Grrrrrrrrrrrrrrrrrrrrrrrrrrrrrr

spl1nter

New Member
Don't you hate receiving a flame? Well some idiot sent me this e-mail relating to this:
The review you made on Hattrick was rubbish. Just because you play online games doesn't mean you are a good reviewer. It was illogically stuctured and in the end you just told the viewer to guess if it's good. YOU'RE THE REVIEWER, DON'T ASK US IF IT'S GOOD, TELL US YOURSELF! As a english teacher and food critic in my local paper it sickens me people have to read your digital rubbish.

sincerly

Alex White
And because I'm a sarcastic bugger I responded with this:
Alex,
I never claimed I was a great reviewer. Also, if you really are an english teacher (which I very much doubt considering the very poor quality of your e-mail) you would have realised that "Just take a guess." was meant to be rhetorical and was meant to be humourous.

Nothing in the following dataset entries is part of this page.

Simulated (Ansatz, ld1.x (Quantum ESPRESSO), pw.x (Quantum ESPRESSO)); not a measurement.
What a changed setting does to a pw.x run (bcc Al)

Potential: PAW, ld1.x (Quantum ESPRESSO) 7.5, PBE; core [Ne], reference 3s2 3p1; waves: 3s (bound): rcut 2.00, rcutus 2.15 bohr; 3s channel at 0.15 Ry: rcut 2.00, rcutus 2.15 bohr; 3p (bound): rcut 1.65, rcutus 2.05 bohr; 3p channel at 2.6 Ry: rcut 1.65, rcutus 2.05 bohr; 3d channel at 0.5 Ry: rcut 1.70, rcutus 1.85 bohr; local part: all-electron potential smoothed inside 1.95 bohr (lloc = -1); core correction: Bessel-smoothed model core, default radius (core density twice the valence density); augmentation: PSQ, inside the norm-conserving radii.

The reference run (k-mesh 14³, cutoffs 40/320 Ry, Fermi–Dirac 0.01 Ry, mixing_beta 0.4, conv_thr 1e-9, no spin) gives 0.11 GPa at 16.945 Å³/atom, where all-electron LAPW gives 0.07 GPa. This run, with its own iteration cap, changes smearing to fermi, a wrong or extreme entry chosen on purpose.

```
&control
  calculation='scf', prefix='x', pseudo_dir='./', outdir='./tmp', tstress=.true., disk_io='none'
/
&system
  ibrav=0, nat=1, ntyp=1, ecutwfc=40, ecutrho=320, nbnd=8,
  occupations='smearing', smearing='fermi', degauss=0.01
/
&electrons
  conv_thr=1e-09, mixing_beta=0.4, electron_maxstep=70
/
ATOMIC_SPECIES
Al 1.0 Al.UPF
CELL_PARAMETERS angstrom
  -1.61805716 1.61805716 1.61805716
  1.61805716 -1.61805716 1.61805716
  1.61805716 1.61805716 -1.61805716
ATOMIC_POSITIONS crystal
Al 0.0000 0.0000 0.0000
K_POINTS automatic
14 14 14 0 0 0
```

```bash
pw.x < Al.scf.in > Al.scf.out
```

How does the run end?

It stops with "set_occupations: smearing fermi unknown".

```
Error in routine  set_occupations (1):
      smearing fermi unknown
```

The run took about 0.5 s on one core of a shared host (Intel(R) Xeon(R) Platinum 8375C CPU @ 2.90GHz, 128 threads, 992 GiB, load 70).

How was it illogically structured? It begins with the most basic aspects of the game and leads onto the more specific areas.

I have never forced anybody to read my reviews so people do not "have to read [my] digital rubbish".

Do you have any articles that I could read of yours to see how an expert writes his reviews? I am only a student and would love to see how you write since you must be very good to work in a local newspaper. Obviously the local newspaper I have written for during work experience and for my local sports teams must be of far inferior quality to yours.

Maybe if you are going to criticise someones work you should write a decent argument. Here are some hints:

1. Provide examples of what you disagree with.
2. Don't use capital letters to such the extent you have - "YOU'RE THE REVIEWER, DON'T ASK US IF IT'S GOOD, TELL US YOURSELF!"
3. If you can't do these things then just don't bother.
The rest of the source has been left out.